Elsewhere On the Continuum...

Thu, 2009-01-15 01:27

In three-must-be-a-trend news, Sadie of Jezebel says there’s already a bit of an avalanche of women teachers having sexual relationships with male students. Which makes it not only inappropriate from a power-gradient point of view but also makes it statutory rape. Oops. Not ok.

While doing the legwork on the appropriate “to be sures” about appropriateness, and while acknowledging the psychological complications male students develop… roughly as frequently as female students do… Sadie hits a couple of rough patches.

An oversimplification, sure, but worth thinking about; as a rule, these women seem less like general sexual predators with uncontrollable appetites than those who’ve developed “feelings” for specific boys. Better? No, but arguably less dangerous.

Read the quote in context here.

First of all, hello! Correct me if I’m wrong (I could be) but flipping Humbert Humbert had a specific thing for the archetypical Lolita. And while there are certainly exceptions, as far as I know rather than just leaping into the girl’s shower room with their socks on most predatory (heterosexual) male teachers seem to develop “feelings” for specific girls as well. Which, like women teachers with “feelings” for specific boys, really is less dangerous…

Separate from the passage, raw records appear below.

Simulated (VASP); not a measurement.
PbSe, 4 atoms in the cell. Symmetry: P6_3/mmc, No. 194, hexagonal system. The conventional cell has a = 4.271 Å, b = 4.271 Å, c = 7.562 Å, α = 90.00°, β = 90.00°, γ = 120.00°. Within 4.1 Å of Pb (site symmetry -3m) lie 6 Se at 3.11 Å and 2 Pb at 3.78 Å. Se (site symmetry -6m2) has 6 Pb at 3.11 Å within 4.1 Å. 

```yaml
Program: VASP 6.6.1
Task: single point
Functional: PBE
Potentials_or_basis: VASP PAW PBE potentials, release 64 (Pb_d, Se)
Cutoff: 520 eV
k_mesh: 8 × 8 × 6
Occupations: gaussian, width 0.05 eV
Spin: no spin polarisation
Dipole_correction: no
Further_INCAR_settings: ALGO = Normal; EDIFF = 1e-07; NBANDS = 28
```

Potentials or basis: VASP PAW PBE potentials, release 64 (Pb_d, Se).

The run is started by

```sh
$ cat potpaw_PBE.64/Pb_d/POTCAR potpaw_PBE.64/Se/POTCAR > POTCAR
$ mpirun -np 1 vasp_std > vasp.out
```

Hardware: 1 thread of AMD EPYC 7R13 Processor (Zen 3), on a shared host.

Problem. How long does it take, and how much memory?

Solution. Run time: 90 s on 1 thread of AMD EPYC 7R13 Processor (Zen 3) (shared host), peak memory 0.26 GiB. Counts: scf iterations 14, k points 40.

... for all the other, non-specific girls or boys.

Less dangerous for the specific students though? Evidently not so much.

—-

I don’t want to say I’m exactly encouraged by this development, or the college-level case I mentioned in “Great In a Bar, Not At All Great in Academia“ but I do think the increasing frequency, and the increasingly level-headed tone of discussion, may have two long-term consequences. First, it breaks up the notion that sexual, um, opportunism is more a matter of, well, opportunity rather than inherent in gender. And so more attention may be paid to mitigating such behavior generally. Second, it also breaks up notion that women aren’t sexually assertive. A behavior that’s pretty disgraceful in teacher/student relationships (regardless of age), but is actually pretty socially beneficial when conducted between adults.

Finally, half-horribly but half-hopefully, it’s good to hear these women discussed as simply “unable to resist temptation” instead of the usual, way more gendered fare that women are just perverting their natural affinity for children. In most cases abusive female teachers, any more than male ones, don’t seem to be mentally ill mini-Mary Letourneau’s.

Submitted by 2635 (not verified) on Thu, 2009-01-15 10:09.

Not that I've done any formal research on this ... but I've discussed the topic of sexual harassment in the schools with hundreds of college students over the past few years, and I've repeatedly been stunned at the ubiquity sexual harassment and sexual imposition committed by female teachers.

The main difference I see is that male teachers still seem to have a lock on the "hostile environment" flavor of harassment: flirting with all the conventionally pretty girls, asking them to step up on a table to admire their short skirts, even giving those girls better grades than they've earned. Both men and women, by contrast, get embroiled in "relationships" with students - which nearly always constitute statutory rape. My sense is that male teachers are still in the majority even in that category, but nowhere near as overwhelmingly.

High schools and colleges really do differ on this count. Sexual harassment by female professors as a fraction of total cases is much lower the fraction accounted for by female high school teachers. (Or it's exceptionally well hidden.) One possible explanation for this is that schools have a tendency to become insular worlds in a way that universities just don't, because universities are generally larger and college students spend much less time in the classroom.